By Rachel Lee - August 27, 2021
Today, far more members of a given organization are interfacing with data and using business intelligence (BI) tools than just a few years ago. It would be great if all that access translated to actionable info – and better long-term business outcomes – but for many companies, it doesn’t. The problem isn’t that there’s “too much data” (I’d argue there’s no such thing). And it’s not that businesses don’t want to be more data-driven (they do). What’s happening is better described as a human bottleneck. Simply put, the challenge for most businesses is that a large number of the people to whom data is now accessible don’t have the time or skillset to analyze and put it to use.
Most current BI tools and SaaS platforms only tackle the “what” of data: what is available, what is unavailable, and what has changed. Many of them are great at doing that, but there’s something missing — the why behind those changes.
To understand the importance of why, let’s use consumer credit as an analogy. When something changes with your credit, users are often alerted with an explanation of not just what changed and when it changed, but why. That why provides the basis for actionable steps, like a decision to refinance, consolidate, or pay down debts. Better yet, the actionable insights that both alerts and explains the why behind a change can also generate helpful advice for the question of what now. If you’re using too much credit, it might suggest budgeting. If your credit history is sparse, it will recommend you open a new line of credit. The reason that’s so valuable in this scenario – and even more valuable in the context of a large enterprise – is that the why is often genuinely difficult to determine. If it weren’t, most businesses would spend a lot more time discussing it.
Pay attention during your next meeting, and there’s a good chance you’ll hear a whole lot of what being discussed instead. Because why is so much trickier, most organizations tend to only ask it when there’s a hiccup or as a follow-up to the hours of analysis needed to answer what changed.
This is a big problem. It can take hours, days, or weeks (time that companies don’t have) and a massive collaborative effort just for an analyst to come back to the table with a slide deck that maybe answers the question of why. In all likelihood, the window of opportunity to act on the insights hidden in the data passed during that time.
When you can’t answer both what changed and why, there are a number of implications for your business. The first is financial. Nothing is free, or so the saying goes, and that certainly applies to the process of defining metrics, outlining possible actions, and putting other operations on hold just to answer a single why. Not to mention, curating all those dashboards isn’t cheap. When the data ends up underutilized, it represents a poor return on investment.
On top of that, there’s the decision/time cost — again, did you miss your opportunity window while stepping out to recruit a data analyst and perform a cross-disciplinary analysis? And given the pressure to answer why as quickly as possible, what are the chances that the decision is based on biased interpretations of the data?
And, there’s more — all that work you just did doesn’t translate to value-add. Just because you figured out today’s why doesn’t mean you can use that answer next week, because the data itself will change.
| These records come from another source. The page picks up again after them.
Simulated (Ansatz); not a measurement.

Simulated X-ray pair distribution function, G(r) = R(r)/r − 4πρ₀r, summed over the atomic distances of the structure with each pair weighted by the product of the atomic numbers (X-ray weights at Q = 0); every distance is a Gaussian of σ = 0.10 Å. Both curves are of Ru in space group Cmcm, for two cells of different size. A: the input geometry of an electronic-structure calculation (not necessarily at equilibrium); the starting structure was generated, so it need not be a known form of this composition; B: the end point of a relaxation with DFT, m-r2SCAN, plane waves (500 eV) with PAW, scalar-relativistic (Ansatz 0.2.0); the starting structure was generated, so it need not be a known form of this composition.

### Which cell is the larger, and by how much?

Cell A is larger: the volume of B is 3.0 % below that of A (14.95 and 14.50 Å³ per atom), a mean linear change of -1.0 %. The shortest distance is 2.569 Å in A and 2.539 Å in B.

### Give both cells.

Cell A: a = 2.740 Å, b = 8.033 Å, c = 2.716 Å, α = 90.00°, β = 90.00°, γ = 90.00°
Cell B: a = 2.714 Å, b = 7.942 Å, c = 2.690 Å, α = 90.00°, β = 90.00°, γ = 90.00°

Finally, failing to answer why has a negative impact on the big-picture company culture that you must consider. With all the above happening, it’s hard to blame executives or team members who resort to old-school, gut instinct decision-making. The more that proliferates, the higher the costs, as scenarios repeatedly unfold in which data could have better informed difficult decisions but the gut-instinct decision was the only route available when the decision needed to be made.
It’s not that dashboards are incapable of offering insight into the important whys of a business. A good dashboard is capable of highlighting any number of pattern matches, after all — but as many organizations have learned the hard way, correlation does not equal causation. Things aren’t always as they seem, and staring at a static dashboard week by week can obscure the valuable insights within your data.
Then, how do you scale the level of BI capabilities needed to find answers in your data in a way that communicates those answers? The first thing is to not overlook the need for data itself. If all analysts are using aggregated, simplified data for analysis they’re going to have an impossible time answering any important why questions, no matter how advanced your stack is. Before you can run you have to crawl, and in this case, crawling means compiling data that is granular enough to actually provide interesting insights.
Next, you need the right tools capable of making sense of that granular data. These tools don’t look like more analysts or more dashboards, but improved ways of interfacing with the data you already have. To get the most out of your data, you have to move past descriptive BI tools and reactive slicing and dicing. You need to adopt tools that transform the analytics workflow and automatically perform analysis of key drivers, giving team members – regardless of data know-how – the ability to understand why at a glance.
The benefits of this approach (which you might hear referred to as “augmented analytics”) extend to virtually all parts of a business. Analysts are freed up from mundane tasks, decision-makers and strategists are empowered with the best their data has to offer, and leadership can authentically claim the mantle of being data-driven. Early adopters of augmented analytics already see those results, and are positioning themselves as tomorrow’s market leaders.